TiVo: We’re Still In The Hardware Biz

TiVo continues to rely more heavily on cloud-based services and the porting of its interface and app platform to third-party devices, but the DVR pioneer company denies that a reported layoff of its industrial design team means it’s abandoning the hardware business.

TiVo laid off most of its industrial designers, a team of five employees so far, Wired reported Wednesday, citing unnamed sources within TiVo. Wired added that two engineers are staying on to “handle support for current and upcoming third-party devices.”

TiVo wouldn’t confirm the report of layoffs, but a spokesman said the company, which launched its family of “Roamio” DVRs last August, remains capable of delivering on all its current and future hardware needs.

“We continue to balance appropriate levels of staffing and expertise necessary to support our existing hardware business and continue our innovation in hardware platforms and accessories with the need to allocate resources where strategic growth opportunities exist – and there is no doubt that we expect growth in the cloud-based delivery aspects of TiVo’s business.

In fact, TiVo has some new features on the way for its own hardware as well as the software platform it ports to set-tops distributed by MSO partners. At the International CES conference this month, Jeff Klugman, TiVo’s EVP of product and revenue, said TiVo expects to add native 4K video support later this year to Roamio retail products as well as the software that runs on MSO-leased boxes.

Although TiVo is sticking in the hardware business, its current strategic direction requires much less reliance on TiVo-made equipment. 

Of recent note, the company has developed a network DVR that’s already being tested by U.K.-based operator Virgin Media and other international cable operators.
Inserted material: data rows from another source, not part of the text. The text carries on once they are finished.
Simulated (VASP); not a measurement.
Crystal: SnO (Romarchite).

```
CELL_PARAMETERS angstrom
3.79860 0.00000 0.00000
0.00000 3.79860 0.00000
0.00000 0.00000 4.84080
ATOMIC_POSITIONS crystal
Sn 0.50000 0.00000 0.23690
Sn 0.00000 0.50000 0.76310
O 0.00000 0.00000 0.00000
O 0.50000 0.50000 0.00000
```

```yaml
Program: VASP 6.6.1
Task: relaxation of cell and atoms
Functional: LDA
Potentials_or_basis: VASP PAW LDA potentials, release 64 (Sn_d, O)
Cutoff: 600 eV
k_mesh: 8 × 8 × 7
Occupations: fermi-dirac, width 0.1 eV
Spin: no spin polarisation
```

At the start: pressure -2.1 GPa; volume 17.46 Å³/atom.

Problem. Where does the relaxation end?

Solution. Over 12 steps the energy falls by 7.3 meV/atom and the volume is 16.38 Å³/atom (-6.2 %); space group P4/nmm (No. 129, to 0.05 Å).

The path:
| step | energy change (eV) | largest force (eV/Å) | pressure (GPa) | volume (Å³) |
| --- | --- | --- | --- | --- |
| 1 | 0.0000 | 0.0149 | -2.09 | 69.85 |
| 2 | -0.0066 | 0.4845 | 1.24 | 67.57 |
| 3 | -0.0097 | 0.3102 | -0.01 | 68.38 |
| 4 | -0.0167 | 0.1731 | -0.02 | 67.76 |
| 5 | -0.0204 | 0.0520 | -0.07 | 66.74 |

While several of TiVo’s pay-TV partners continue to lease TiVo-made boxes (Atlantic Broadband, for example, distributes the T6, an MSO-optimized device modeled after the hardware used for the Roamio Plus model sold by TiVo at retail),  the trend is toward porting TiVo’s software platform to boxes and gateways made by vendors such as Pace and Samsung. Cisco Systems and Technicolor have also signed licenses for TiVo’s Hardware Porting Kit.